Thank you. God bless!
Yep, that Chinese curse: "May you live in interesting times." The Book of Revelation is certainly one of the most interesting books of The Holy Bible, eh?
Ah yes, the Chinese blessing that doubles as a curse, because apparently no one does passive aggression like ancient China xD
And of course, the second half of that blessing: "may you find what you're looking for..."
I wonder why God doesn't want me to date. What does he know I don't?
that there's far worse things than being single. That if you want to have a success relationship, you must be okay on your own first.
I'm 31, and I've been in basically two relationships that honestly, hardly even count, and a few "almosts".
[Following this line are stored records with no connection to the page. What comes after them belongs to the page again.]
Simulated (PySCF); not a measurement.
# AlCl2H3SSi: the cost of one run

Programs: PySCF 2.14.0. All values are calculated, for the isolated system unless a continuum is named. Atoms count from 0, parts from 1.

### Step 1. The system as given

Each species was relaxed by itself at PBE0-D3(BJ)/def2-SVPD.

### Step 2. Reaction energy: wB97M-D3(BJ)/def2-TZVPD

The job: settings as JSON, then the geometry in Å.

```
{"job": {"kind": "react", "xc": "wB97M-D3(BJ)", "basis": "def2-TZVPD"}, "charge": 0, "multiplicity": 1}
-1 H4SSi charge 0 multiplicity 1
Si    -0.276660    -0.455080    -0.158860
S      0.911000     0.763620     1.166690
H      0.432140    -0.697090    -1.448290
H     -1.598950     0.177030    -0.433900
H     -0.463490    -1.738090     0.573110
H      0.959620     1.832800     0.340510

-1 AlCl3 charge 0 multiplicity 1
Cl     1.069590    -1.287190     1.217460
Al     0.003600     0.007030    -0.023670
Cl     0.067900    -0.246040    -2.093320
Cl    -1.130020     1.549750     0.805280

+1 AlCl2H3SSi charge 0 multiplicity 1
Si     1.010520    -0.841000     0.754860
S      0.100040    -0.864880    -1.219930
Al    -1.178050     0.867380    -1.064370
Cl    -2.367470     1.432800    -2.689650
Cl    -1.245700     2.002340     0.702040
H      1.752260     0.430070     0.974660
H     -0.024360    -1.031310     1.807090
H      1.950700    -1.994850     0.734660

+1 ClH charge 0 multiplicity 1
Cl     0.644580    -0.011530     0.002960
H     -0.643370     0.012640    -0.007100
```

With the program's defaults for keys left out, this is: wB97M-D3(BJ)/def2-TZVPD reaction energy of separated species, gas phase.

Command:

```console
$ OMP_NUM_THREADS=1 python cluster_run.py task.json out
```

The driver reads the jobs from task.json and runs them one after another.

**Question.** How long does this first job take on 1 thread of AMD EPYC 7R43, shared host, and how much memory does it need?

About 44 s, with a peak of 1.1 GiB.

First relationship was "online", we had been friends for almost 3 years, she confessed having feelings first, she opened the door to being more than friends, and I so liked her- so I agreed to give the long distance thing a shot, told my family I had an online girlfriend, which was the most painfully awkward experience of my life-- until like a few days later that she took it all back, blamed God, and started preaching at me. Strangest experience ever. And I can hardly count it as a relationship. And a mutual friend unwittingly confirmed my suspicion that there was another guy involved in the mix, and even though we were only "committed" for a few days, she'd already been cheating on me xD
My second relationship ended in much the same way-- though it wasn't online, and I actually went on one official date that time. 48 hours after our first date, she dumped me, said she had only been pretending to have feelings for me all along, and we'd been friends for 2 years, and hanging out multiple times a week for a year. Can hardly count that either.
And the "almost"- met a girl at work, she liked me, but I wanted to get to know her first. She liked me right up until she transferred to a new department with the "cool kids", and then I was just the dork weighing her down, and she reverted to middle school and started bullying me in front of everyone to prove to her cool coworkers that she wasn't dorky like me. Which only made them think she liked me more than they already did, which only made her escalate further and further, and eventually she got fired for stalking me at work, coming in on her days off, coming in early, staying late, to watch me, and "document" if I made mistakes, or broke policies, and sending me threatening text messages etc, etc.
Moral of the long and too much info story:
There's worse things than being single. Just being in a relationship is not going to make you happy. It's better to be single, and work on yourself, and do the things you want, and wait for the Lord to open a door-- than it is to just desperately search at the wrong time, and force the wrong door open with the wrong person.